Updated

What’s in a word.

“Tu ere” under one eye, “maricón” under the other.  That’s the phrase the Toronto Blue Jays shortstop Yunel Escobar spelled out on his eye-black patches and wore during a baseball game on Saturday.  Perhaps because few viewers understood the phrase or, if they did, few seemed to care enough to call attention to it the moment might have come and gone without a peep. But one viewer posted a screen cap on Twitter and on Monday it spread like wildfire.

To the Blue Jays credit once the match was lit they took prompt action and held a press conference two days later announcing a three day suspension without pay and a donation of his salary during those days to two LGBT-rights organizations: The Gay and Lesbian Alliance Against Defamation and You Can Play.

Most news stories about the press conference focused on the steps taken by a major league team to reprimand one of their players for pulling a homophobic stunt. But most missed or downplayed what I found to be the most fascinating angle: Escobar, who repeatedly apologized to the LGBT community throughout the press conference was equally as adamant that his use of the word ‘maricón’ was in no way meant to be homophobic.
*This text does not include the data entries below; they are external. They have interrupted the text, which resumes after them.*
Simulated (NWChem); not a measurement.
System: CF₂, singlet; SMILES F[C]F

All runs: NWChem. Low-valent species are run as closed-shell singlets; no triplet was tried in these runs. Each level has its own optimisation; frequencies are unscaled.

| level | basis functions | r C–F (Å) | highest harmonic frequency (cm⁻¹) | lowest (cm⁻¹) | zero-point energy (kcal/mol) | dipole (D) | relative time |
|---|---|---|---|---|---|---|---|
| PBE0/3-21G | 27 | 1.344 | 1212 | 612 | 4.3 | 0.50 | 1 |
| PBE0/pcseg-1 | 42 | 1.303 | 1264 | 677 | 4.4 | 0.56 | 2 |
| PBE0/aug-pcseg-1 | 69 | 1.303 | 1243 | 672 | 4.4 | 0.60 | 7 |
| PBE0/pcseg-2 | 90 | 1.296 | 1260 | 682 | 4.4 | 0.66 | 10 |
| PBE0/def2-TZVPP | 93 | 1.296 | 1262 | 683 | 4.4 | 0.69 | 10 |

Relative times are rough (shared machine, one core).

What did it mean, he was asked. “It’s a word without meaning,” he said.

Who was his intended target or the “you” in “you are a maricón”, he was asked. “Whoever wants to identify as such,” he said.

Escobar also argued that the whole thing stemmed from some kind of inside joke and that the word was so freely and frequently used by other players that it made him think it wasn’t offensive at all.

He said he had gay friends who were aware of the incident who didn’t think there was anything wrong with it. Asked for their identity he named his home decorator and hairstylist.

Finally, he tried to chalk it up to cultural differences and insisting that he now understood that ‘maricón’ was offensive to most people up north but would never be considered offensive in Latin America.

It was as slippery a performance I have seen by someone who is trying to apologize for being insensitive while actually doubling down on the fact that he believed he had not done anything wrong.  Well, at least since 2006.

At the time, then-Chicago White Sox manager Ozzie Guillen got caught calling a sports reporter a “fag” in English without giving anyone an opportunity to parse whether the Spanish word “maricón” meant the same thing.

His defense was almost word-by-word Escobar’s defense six years later. Guillen also apologized to those who might have taken offense. He argued that in his home country of Venezuela the Spanish-word for “fag” was in no way considered to be homophobic.   And went one up on Escobar not only showing actual text messages from his gay hairdresser to prove he wasn’t homophobic but also boasting that he loved Madonna and attending WNBA games.  Guillen was suspended as manager for five games and, much like Escobar, fined an undisclosed amount and ordered to participate in sensitivity trainings.

Not surprisingly, Guillen has now come to Escobar’s defense.

As someone who was born in Latin America, is fluent in Spanish and English and identifies as gay, let me make something absolutely clear: Escobar and Guillen are lying in saying that the word “maricón” has absolutely no offensive overtones among Latinos. Just like the word ‘fag’, it is the preferred word throughout the region when someone wants to call another man’s masculinity or sexuality into question.  Even when the word is used to indicate that someone is a coward or weak, the power of the word stems from the homophobic intent of questing whether the man is a “real” man.

If the word is freely and frequently used among Latino baseball players, I can say without a doubt that it is also freely and frequently used by homophobes in Latin America when they attack, beat up or kill someone who steps outside the socially acceptable gender norms.

If the word is freely and frequently used among Latino baseball players, it also stems from the fact that as Latinos we have merely begun a dialogue on what homophobia means and the damage it causes.

If the word is freely and frequently used among Latino baseball players, it means that homophobic language is prevalent at the clubhouses and that calling someone a “maricón” is seen as perfectly fine.

It’s because we, as Latinos, are too willing to give them a pass.

I believe Escobar when he says that he has heard the word used in friendly banter.  Sports lockers can be rowdy, profane, uncensored spaces and profane words are used among friends to rib each other.  But that does not mean that the word still has a meaning and a power. And when you chose to express it in such a public way, you should not only own your mistake as Escobar did but also understand why you are being called on it.

So far, I have seen no indication Escobar does understand or is in any way interested in learning from his mistake.